The Rattlestick Playwright's Theatre is running a (brief) revival of Terence McNally's 1998 Corpus Christi, about a gay Texan and his twelve friends, the arc of whose lives bear a striking resemblance to a better-known story. (And a tip o' the biretta to Fr. W.E.B. for pointing this out).
Per the Times review (click up top), there are some significant differences between this version and the original. Most are differences not in the play but in the times. Ten years ago, there were protests, bomb threats, and one theatre chickened out altogether. The emotional ante was probably raised for everybody by the murder of Matthew Shepard, which took place just before opening night. But this time:
There was no talk in the aisles of free speech or the First Amendment. I didn’t even walk through a metal detector.

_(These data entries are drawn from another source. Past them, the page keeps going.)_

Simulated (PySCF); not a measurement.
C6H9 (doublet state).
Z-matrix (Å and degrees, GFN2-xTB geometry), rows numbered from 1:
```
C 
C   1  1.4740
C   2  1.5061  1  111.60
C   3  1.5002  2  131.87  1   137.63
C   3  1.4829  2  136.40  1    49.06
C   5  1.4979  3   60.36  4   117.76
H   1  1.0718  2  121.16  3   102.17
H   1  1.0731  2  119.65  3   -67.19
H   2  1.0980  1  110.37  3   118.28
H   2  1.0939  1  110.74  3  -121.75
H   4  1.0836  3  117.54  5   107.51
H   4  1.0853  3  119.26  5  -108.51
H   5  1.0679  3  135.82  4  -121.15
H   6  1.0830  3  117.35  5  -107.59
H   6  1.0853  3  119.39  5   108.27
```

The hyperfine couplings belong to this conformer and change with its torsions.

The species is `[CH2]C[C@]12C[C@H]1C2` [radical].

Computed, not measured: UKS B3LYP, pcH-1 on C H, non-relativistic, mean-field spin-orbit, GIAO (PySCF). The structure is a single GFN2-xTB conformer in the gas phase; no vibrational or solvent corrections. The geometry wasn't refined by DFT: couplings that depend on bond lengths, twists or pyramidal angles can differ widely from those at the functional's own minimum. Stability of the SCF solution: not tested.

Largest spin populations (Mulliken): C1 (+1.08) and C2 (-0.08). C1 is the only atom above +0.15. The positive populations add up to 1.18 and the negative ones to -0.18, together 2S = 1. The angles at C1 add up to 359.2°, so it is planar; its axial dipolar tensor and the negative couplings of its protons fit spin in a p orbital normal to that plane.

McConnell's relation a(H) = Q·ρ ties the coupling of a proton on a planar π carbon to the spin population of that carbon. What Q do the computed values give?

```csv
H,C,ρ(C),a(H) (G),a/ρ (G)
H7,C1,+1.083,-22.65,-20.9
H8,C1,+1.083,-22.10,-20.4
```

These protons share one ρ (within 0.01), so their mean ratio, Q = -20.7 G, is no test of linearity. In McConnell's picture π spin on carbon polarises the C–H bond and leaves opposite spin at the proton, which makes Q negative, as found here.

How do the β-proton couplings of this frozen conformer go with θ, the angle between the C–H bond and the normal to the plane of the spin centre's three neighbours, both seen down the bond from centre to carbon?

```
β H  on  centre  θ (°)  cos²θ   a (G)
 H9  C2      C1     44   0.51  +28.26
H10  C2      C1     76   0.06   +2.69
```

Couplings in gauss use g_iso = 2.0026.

So now it's just a play, and not a cause -- surely better for everybody, artists and church people alike. (And, stripped of its causiness, the show sounds considerably better than it did at first, even if it also sounds a bit dull).
But there is one change in this production which seems noteworthy. The hero's twelve friends were originally all played by men; now some of the parts are taken by women.
We quite like this. Not because of anything to do with Scripture (yes, there are women identified as "apostles" in the Bible; no, they aren't numbered among the Twelve; and, honestly, those old arguments won't be resolved by any play, least of all this one), but for other reasons. The first is dramatic: Gay men, like most other men, do have female friends, and often very close ones. Recognizing this adds a bit of verisimilitude.
But in a sorta-kind-religious-allegory, verisimilitude is at best a secondary concern. The second reason we like the addition of women is that there are two (overlapping) communities in which women have frequently been treated very poorly: In the church, and -- friends notwithstanding -- among gay men. In both cases, the mistreatment has probably been a side effect of other things, rather than a goal unto itself. But that doesn't make it any less hurtful or wrong. And in both cases, a little maturity goes a long way, and we see this newest, umm, incarnation of Corpus Christi as a more mature event all the way around.